Automated Net tools come to the rescue

One of the fundamental challenges facing network professionals is balancing ongoing responsibilities with reacting to daily events. Many spend the bulk of their time putting out fires or responding to unanticipated business requirements, often at the expense of dealing with the routine “care and feeding” of network operations.

A new generation of automated network management software and services is helping in-house staff address this challenge. These let network professionals establish regular patch-management procedures to safeguard against escalating security threats; and create system-monitoring routines to identify load imbalances, which could cause service disruptions or performance problems. They also discover, inventory and track assets to make sure that hardware and software licenses are up-to-date and that problems can be resolved faster.

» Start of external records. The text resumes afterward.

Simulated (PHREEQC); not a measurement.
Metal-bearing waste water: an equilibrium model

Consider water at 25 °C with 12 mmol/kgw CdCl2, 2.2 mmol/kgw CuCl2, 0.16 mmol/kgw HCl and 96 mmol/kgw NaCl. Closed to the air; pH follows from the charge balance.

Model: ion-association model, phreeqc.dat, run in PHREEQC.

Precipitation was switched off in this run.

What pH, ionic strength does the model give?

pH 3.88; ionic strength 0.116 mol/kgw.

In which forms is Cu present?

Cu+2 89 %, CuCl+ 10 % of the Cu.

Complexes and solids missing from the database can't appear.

Veteran network management professionals might ask what makes these new products and services so special, because plenty of network and system management (NSM) products and tools have performed such functions in the past. The difference is that the new software and services automate processes so that network staffs don’t have to initiate routine functions themselves.

An example of a software vendor offering this type of NSM automation is Kaseya. Kaseya’s software lets network professionals create scripts that automate patch management, auditing and discovery, remote desktop monitoring and management, help desk and trouble ticketing, software deployment and systems management, network policy management, and backup and disaster recovery.

A growing array of software as a service and managed service alternatives also perform these functions so that network professionals can focus on more important work. Just as business units are discovering the advantages of subscribing to software as a service applications from such companies as Salesforce.com and NetSuite to replace outmoded legacy applications from companies like Oracle and SAP, network professionals are beginning to recognize the benefits of using hosted management services to help them overcome the costs and hassles of using traditional NSM products.

For instance, Everdream is selling desktop management services via the software as a service model. Everdream offers on-demand, desktop management services that help network professionals automate the mundane but necessary tasks of asset and patch management, software compliance reporting and uptime monitoring. Everdream’s desktop management platform and user interface also integrate with Salesforce.com’s service-desk and CRM products, a feature that lets organizations maintain a single customer database rather than separate systems.

Service-Now.com offers on-demand asset-, configuration-, change-, release-, incident- and problem-management services, along with a Web-based configuration management database that aligns with the Information Technology Infrastructure Library (ITIL) framework. Triactive is offering a combination of software distribution, asset and patch management, and ongoing monitoring services.

Klir Technologies has borrowed a number of innovations from Web 2.0 pioneers and is developing a community of network professionals who use its on-demand network performance management services. Those include a free, single-user analytics platform called Express.

The service can be implemented quickly to monitor network devices in remote offices or centralized data centres from a simple and secure Web interface. It also uses historic data to perform trend analysis, and provides preformatted report templates that let users evaluate key performance indicators. Users also can share aggregate performance statistics, third-party information and best practices to optimize the performance of their networks and applications.

Unlike the others, Kaseya isn’t offering its software as a service, but it is innovating in another way, developing its software into an ERP platform, named ITRP [IT resource planning], for the IT environment. These developments can fuel a new era for network professionals by freeing them of their responsibilities’ day-to-day chores so they can play a more important and valuable role in their organizations.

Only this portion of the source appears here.